One of the individuals pled guilty to a lesser charge, and the other individual, a marketing manager named Suleiman Nassar, actually fled to Syria. That was one of the most interesting parts of the case for me because I visited Damascus on several occasions and negotiated directly with the government. Nassar was imprisoned in Syria on these charges, but was ultimately released and returned to the U.S. to plead guilty to violating the FCPA and became, I believe, the first person to go to jail under the FCPA.

Q: Did FCPA enforcement, during the last decade, morph into something other than what Congress intended the FCPA to address when passed in 1977?

A: The last decade of FCPA enforcement has seen extraordinary evolution, and I think you have to say that when Congress passed the law in 1977, they did not envision the wide reach of enforcement today and the types of things that the government gets involved in, such as transactions, joint ventures, and successor liability. I do think that the DOJ and the SEC have stayed generally true to the vision of the FCPA, which focuses on things of value, primarily money, going to foreign government officials in exchange for business.

Q: What is your biggest challenge as an FCPA practitioner? How has your FCPA practice changed over the past decade?

A: The challenges as an FCPA practitioner have mainly involved keeping up with the pace of the enforcement agencies in recent years. Whereas cases used to involve U.S. companies and their businesses in a few countries, the typical case now involves enforcement actions by multiple sovereigns involving the same company at the same time, and that makes the practice more challenging and more fascinating.

Q: What are your clients’ biggest challenges / frustrations with the FCPA or FCPA enforcement? Have these challenges / frustrations changed over the past decade?

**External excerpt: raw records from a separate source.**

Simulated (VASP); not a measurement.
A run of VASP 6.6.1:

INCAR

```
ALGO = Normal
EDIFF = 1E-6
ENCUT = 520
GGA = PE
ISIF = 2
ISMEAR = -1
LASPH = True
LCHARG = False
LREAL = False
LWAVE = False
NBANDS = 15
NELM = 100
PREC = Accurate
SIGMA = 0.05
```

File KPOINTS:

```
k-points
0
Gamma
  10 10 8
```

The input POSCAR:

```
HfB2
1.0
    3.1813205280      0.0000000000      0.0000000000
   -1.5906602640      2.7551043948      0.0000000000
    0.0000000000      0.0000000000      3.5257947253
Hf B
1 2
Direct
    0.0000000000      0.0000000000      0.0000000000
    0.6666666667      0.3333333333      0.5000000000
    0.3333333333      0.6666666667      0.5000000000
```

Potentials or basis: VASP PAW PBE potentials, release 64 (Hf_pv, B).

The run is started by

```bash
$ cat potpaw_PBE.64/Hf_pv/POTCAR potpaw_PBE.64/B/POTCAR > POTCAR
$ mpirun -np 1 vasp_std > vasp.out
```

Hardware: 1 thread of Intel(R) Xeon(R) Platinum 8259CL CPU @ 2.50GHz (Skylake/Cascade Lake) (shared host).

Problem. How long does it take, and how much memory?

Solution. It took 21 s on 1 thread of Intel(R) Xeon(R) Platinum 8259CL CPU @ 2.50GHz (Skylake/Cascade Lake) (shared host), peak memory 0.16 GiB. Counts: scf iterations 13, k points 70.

A: I think that companies’ main frustration is that even with an outstanding compliance program and 99% of the employees maintaining strict adherence to the laws, you can still have violations which expose the entire company to extraordinarily serious penalties. I think the government has, at times, lost track of the main motivations for this statute and has become focused on the amounts of penalties, the imposition of compliance monitors, and exercising government control over what are basically private businesses. The vast majority of companies are absolutely committed to following the spirit and the letter of the FCPA, but when a company gets into trouble, the whole enterprise can be put at risk because of the conduct of a few people, and that doesn’t seem right. I worry that the government has come to see private industry through “dirty” glasses: the punishments don’t seem to fit the crimes.

Q: The FCPA was passed in 1977, amended in 1988 and also amended in 1998. Given this approximate ten year cycle, is the FCPA in need of further amendment? If so, what would the “Weinstein” amendment look like?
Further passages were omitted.